UPDATE: The screening of the 1911 film L’Inferno, scheduled for Saturday, June 23, at 3:00 p.m., has been cancelled. We apologize for the inconvenience. The other two films will screen as planned.

Filipo Argenti receiving his eternal torments in the River Styx (courtesy ©2007, Dante Film, LLC)

The Museum’s Department of Manuscripts recently opened the exhibition Heaven, Hell, and Dying Well: Images of Death in the Middle Ages. The Middles Ages was rife with terrifying imagery of hell (and a little bit of heaven). Fiendish demons, images of a pitchfork-wielding Satan, and excruciating torture populate religious texts, and their images continue to frighten to this day.

The Beast Acheron, Attributed to Simon Marmion, French, Valenciennes, 1475. Tempera colors, gold leaf, gold paint, and ink on parchment. The J. Paul Getty Museum

So, what gives? Why are we so infatuated with a place that offers eternal suffering? To investigate, I looked to 13th-century poet Dante Alighieri, and his magnum opus, L’Inferno. His tale of the nine circles of hell will be told June 23 and 24 at the Getty Center, where three films about the Inferno will be screened for the public. I watched the oldest, a 1911 silent film, and the newest, a 2007 film featuring one-dimensional puppets, and I left with a few thoughts about the world of fire and brimstone.

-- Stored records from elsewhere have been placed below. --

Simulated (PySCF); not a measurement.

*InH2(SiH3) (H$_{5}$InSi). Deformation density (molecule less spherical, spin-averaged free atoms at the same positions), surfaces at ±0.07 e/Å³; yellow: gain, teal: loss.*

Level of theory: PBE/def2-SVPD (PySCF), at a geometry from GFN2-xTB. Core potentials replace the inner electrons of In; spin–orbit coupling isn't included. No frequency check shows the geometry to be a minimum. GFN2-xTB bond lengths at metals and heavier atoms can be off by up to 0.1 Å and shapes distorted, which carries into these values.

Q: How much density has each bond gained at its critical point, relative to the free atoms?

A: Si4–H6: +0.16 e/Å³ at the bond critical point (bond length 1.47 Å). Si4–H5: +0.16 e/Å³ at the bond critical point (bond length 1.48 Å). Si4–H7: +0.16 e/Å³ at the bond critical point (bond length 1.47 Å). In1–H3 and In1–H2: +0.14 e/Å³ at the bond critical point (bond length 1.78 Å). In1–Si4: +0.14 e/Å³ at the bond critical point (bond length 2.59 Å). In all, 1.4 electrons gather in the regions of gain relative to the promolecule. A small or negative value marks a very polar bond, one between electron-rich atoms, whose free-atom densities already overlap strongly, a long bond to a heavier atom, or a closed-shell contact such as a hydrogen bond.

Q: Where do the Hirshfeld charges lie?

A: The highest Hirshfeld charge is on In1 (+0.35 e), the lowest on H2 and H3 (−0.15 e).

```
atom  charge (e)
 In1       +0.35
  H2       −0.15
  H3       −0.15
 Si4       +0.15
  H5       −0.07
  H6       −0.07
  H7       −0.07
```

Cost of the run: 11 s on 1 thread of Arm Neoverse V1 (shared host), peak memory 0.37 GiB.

In L’Inferno (1911), director Giuseppe de Liguoro uses the new medium of film, along with pioneering special effects, to create a truly shocking depiction of hell. The dead disappear and reappear and demons fly through the sky as Dante and his companion Virgil make their way through the circles. Early pyrotechnics create a rain of fire that the blasphemers must endure, while camera tricks create false prophets with their heads screwed on backwards. Much to my surprise, the film also includes plenty of nudity, as most of the condemned don only loincloths, while others walk in the buff.

Still from L’Inferno (1911)

Even at the dawn of the 20th century, there remained a persistent fear of the otherworld, and a delight in depicting it in devilish detail. Many of the images from the film are eerily similar to images in the exhibition, such as the torture by demons in “Lazarus’ Soul Carried to Abraham” by a Master of James IV of Scotland.

Lazarus’ Soul Carried to Abraham, Master of James IV of Scotland, Flemish, Ghent or Mechelen, about 1510–1520. Tempera colors, gold, and ink on parchment. The J. Paul Getty Museum

In sharp contrast, Dante’s Inferno (2007) takes a humorous look at hell, placing many of the circles within seamy neighborhoods in New York City. In this version Dante is a remorseful drunk who wakes up in an alley to find Virgil ready to take him to the underworld.

Dante finds the entrance signage a bit daunting. Still from Dante’s Inferno. © 2007, Dante Film, LLC

Using snarky wit and more than a handful of references to the band Styx, Dante often mocks the sinners he encounters, and meets a few familiar faces. Director Sean Meredith switches out early Renaissance criminals with those of today—viewers see sinners from Pol Pot to Joseph Stalin to…Paul Gauguin? Apparently, Gauguin was in the slammer for carnality, which demonstrates the variety of sins that will get you sentenced to eternal misery. Punishments are also updated: for example, the Greek hero Ulysses, whose original punishment for deception was to be eternally consumed in flame, now has to operate a seedy puppet show in a Manhattan theater, while lovers Francesca and Paolo pay for their lusty ways by performing in their own 24-hour peep show.

Judge Minos prepares to sentence a recently condemned soul. Still from Dante’s Inferno. © 2007, Dante Film, LLC

What I found most fascinating was the mocking attitude that 2007’s Dante has towards hell. Perhaps it’s a sign of the times that hell is a less frightening prospect than it once was, and has been turned into a commentary of current political and social affairs. Regardless, both films, like the manuscripts on view at the Getty, take a novel approach to portraying in vivid detail what may or may not await us when we die.